To export the grammar of an UpSet 2.0 plot programmatically, use the exportState function. This function has the following parameters:

  • provenance: The Trrack object for the provenance being used by the UpSet plot.
  • data (optional): The raw data used to generated the plot.
  • rows (optional): The processed row data generated by the UpSet data pipeline.

Example of full configuration (grammar) JSON produced for default Simpsons dataset:

{
  "plotInformation": {
    "description": "",
    "sets": "",
    "items": ""
  },
  "horizontal": false,
  "firstAggregateBy": "None",
  "firstOverlapDegree": 2,
  "secondAggregateBy": "None",
  "secondOverlapDegree": 2,
  "sortVisibleBy": "Alphabetical",
  "sortBy": "Size",
  "sortByOrder": "Descending",
  "filters": {
    "maxVisible": 6,
    "minVisible": 0,
    "hideEmpty": true,
    "hideNoSet": false
  },
  "visibleSets": [
    "Set_School",
    "Set_Blue Hair",
    "Set_Duff Fan",
    "Set_Evil",
    "Set_Male",
    "Set_Power Plant"
  ],
  "visibleAttributes": [
    "Age"
  ],
  "bookmarks": [],
  "collapsed": [],
  "plots": {
    "scatterplots": [],
    "histograms": []
  },
  "allSets": [
    {
      "name": "Set_School",
      "size": 6
    },
    {
      "name": "Set_Blue Hair",
      "size": 3
    },
    {
      "name": "Set_Duff Fan",
      "size": 6
    },
    {
      "name": "Set_Evil",
      "size": 6
    },
    {
      "name": "Set_Male",
      "size": 18
    },
    {
      "name": "Set_Power Plant",
      "size": 5
    }
  ],
  "selected": null
}
Sidebar options

SidebarProps type:

interface SidebarProps {
  /**
   * Indicates whether the sidebar is open or closed.
   */
  open: boolean;

  /**
   * Callback function to close the sidebar.
   */
  close: () => void;
}
Alt Text Generation

Alt Text generation requires the use of a custom or imported Alt-Text generation function. In upset.multinet.app, we are using the Multinet API, which exposes an api call to the upset-alttxt python package.

Default Configuration

The default configuration for UpSet 2.0 shows the Aggregation/Filtering settings sidebar, sort the plot by Size (Descending), and shows up to the first 3 attributes in the data.

Example using Simpsons dataset:

<Upset data={simpsonsCharacterData} />

Default UpSet 2.0 plot configuration

Developer Docs

Developer documentation can be found at https://vdl.sci.utah.edu/upset2/.

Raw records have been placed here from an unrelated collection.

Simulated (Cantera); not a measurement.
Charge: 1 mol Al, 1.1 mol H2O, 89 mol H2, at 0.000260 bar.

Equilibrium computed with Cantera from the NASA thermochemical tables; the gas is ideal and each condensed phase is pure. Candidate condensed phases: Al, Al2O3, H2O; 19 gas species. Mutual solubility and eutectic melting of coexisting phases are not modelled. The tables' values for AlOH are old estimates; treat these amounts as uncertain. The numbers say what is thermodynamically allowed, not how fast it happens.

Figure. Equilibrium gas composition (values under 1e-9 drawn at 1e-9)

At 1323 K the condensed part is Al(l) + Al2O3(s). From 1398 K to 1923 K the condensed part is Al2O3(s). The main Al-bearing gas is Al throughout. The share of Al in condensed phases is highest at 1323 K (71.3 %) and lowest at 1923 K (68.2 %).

For more information on documentation see the Developer Documentation Guidelines.

Local Installation

To deploy UpSet 2.0 locally it is necessary to install the Multinet infrastructure.

Multinet Installation

  1. Clone Multinet API, Multinet Client, and Multinet JS into individual folders.
  2. Follow the installation instructions for Multinet API and Multinet Client.

Upset Installation

  1. Clone the repository using git clone or download and extract the zip file.
  2. Open terminal in the cloned folder and run yarn install
  3. Run yarn build in the terminal to compile.
  4. Navigate to the upset2 folder.
  5. In packages/app copy .env.default and rename the copied file to .env
  6. In the OAUTH application created during the OAUTH API setup of Multinet API, add http://localhost:3000/ to the redirect uris field.
  7. Copy the Client id field in the application but do not modify the value
  8. Navigate to the .env file created in step 5.
  9. Paste the Client id to the field VITE_OAUTH_CLIENT_ID

Running the application

To run UpSet 2.0 locally, first, complete the Local Installation steps. Then, use yarn dev to run UpSet 2.0 on port 3000. A browser window for localhost:3000 will open during the launch process.

End To End (e2e) Testing

To run the playwright end to end tests, use the command: yarn test

To open the test in a UI view to track steps, append --ui.

This will launch a local server if there is not one already running on port 3000.

To add a test, add a .spec.ts file to e2e-tests. For information on how to use playwright, please see the playwright documentation.

Storybook development

Storybook can be used to test development of UpSet 2.0 as a react component. To run storybook, run cd packages/upset from the project root directory. Then, run yarn storybook. This will run Upset.stories.tsx, which opens a browser tab for the storybook. This will render the react component of UpSet with the simpsons dataset and stripped of any attribute or settings rendering.

A new story can be added by adding a {name}.stories.tsx file to packages/upset/stories/. New data can be added to the data subfolder in the same directory.

Developer Guidelines

Changes to the UpsetConfig type require writing config conversion functions to ensure backwards compatibility. See the note at the top of packages/core/src/convertConfig.ts for details. Additionally, the typechecker for the UpsetConfig must be updated when the type is. See packages/core/src/typecheck.ts. Additionally, all the types used within UpsetConfig have their own typecheck functions; changes to these types must be reflected in the typechecker.

Developer Documentation Guidelines

When adding a new feature, ensure that your additions are well documented following JSDoc style annotations. Also, please add testing via Playwright, outlined in #end-to-end-e2e-testing.

To build the documentation locally, use the command: yarn doc. The default file output is at /docs.